Dedicated to FLEX alumna’s Mom, Zarina Ahmedova
Munisa Ahmedova ‘15
Cocoa Beach, Florida/ Dushanbe, Tajikistan
Education: currently studying for her BA at Eastern Florida State College
After this article was already finished, FLEX alumna Munisa Ahmedova ‘15 sent me a Facebook message saying that her Mom, Zarina Ahmedova, passed away suddenly and, as she was in Florida at the time, she was unable to say goodbye. Munisa asked to dedicate this story to her Mom who always inspired and supported her. ‘For the last five years I lived mine and also my Mom’s dream. The last thing she asked of me was to finish my studies in America and fulfill all my aspirations,’ Munisa wrote.
Tajik home on the other continent
‘The first time my host Dad Jesse Jay Ross visited me in Tajikistan was ten days after my departure. As he had one more host daughter from Tajikistan, he split his time between staying with her family and mine. The second time he came for my sister’s wedding a year later. We were all super busy with final preparations, so Jesse immediately made himself useful. He helped my Mom cook food for 150 guests and greeted them together with my parents. And at the wedding party everyone wanted to dance with him, so he spent hours on the dance floor, poor guy. Later he told me that it was one of the greatest experiences of his life,’ says Munisa.

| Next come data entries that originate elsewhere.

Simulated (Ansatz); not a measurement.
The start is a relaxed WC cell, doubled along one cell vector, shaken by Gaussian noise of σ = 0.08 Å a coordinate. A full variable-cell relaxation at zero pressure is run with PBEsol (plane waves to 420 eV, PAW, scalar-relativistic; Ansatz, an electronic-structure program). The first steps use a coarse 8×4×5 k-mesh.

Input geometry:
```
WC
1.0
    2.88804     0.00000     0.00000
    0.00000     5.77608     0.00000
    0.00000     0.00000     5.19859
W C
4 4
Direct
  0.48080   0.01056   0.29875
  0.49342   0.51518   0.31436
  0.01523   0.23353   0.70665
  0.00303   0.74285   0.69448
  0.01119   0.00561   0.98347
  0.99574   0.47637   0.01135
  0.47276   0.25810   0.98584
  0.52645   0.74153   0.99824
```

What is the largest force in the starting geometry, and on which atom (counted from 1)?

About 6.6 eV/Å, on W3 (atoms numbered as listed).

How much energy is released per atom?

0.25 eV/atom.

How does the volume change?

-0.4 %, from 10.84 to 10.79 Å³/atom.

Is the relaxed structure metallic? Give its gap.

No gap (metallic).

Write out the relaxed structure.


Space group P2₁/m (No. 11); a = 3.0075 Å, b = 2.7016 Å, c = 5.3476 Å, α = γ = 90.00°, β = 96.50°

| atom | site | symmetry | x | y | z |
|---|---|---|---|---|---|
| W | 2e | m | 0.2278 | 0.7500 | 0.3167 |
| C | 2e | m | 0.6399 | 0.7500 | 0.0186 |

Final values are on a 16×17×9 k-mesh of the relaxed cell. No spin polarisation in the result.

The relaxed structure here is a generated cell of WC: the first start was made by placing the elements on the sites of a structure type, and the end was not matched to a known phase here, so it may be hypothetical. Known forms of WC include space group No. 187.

She is sitting on a colorful carpet in a traditional Tajik terrace called ‘Kat’. There is an array of pretty Central Asian objects on both sides of the Kat and a small ornamented tea pot next to her. It’s a lovely postcard-perfect image of a rural home in Tajikistan.
Except there’s one little thing that makes all the difference. This home is situated on the other side of the world, on a small island in Florida, USA. It’s the family home of her host Dad Jesse where Munisa now lives during her BA studies in an American college.
‘Jesse’s house has more traditional Tajik stuff than all houses in my village combined. He even bought an ethnic Tajik outfit and wore it all the way from my family’s home to his house in Florida. Apparently, he received lots of attention at JFK. He loves my native country more than anyone I have ever met,’ says Munisa.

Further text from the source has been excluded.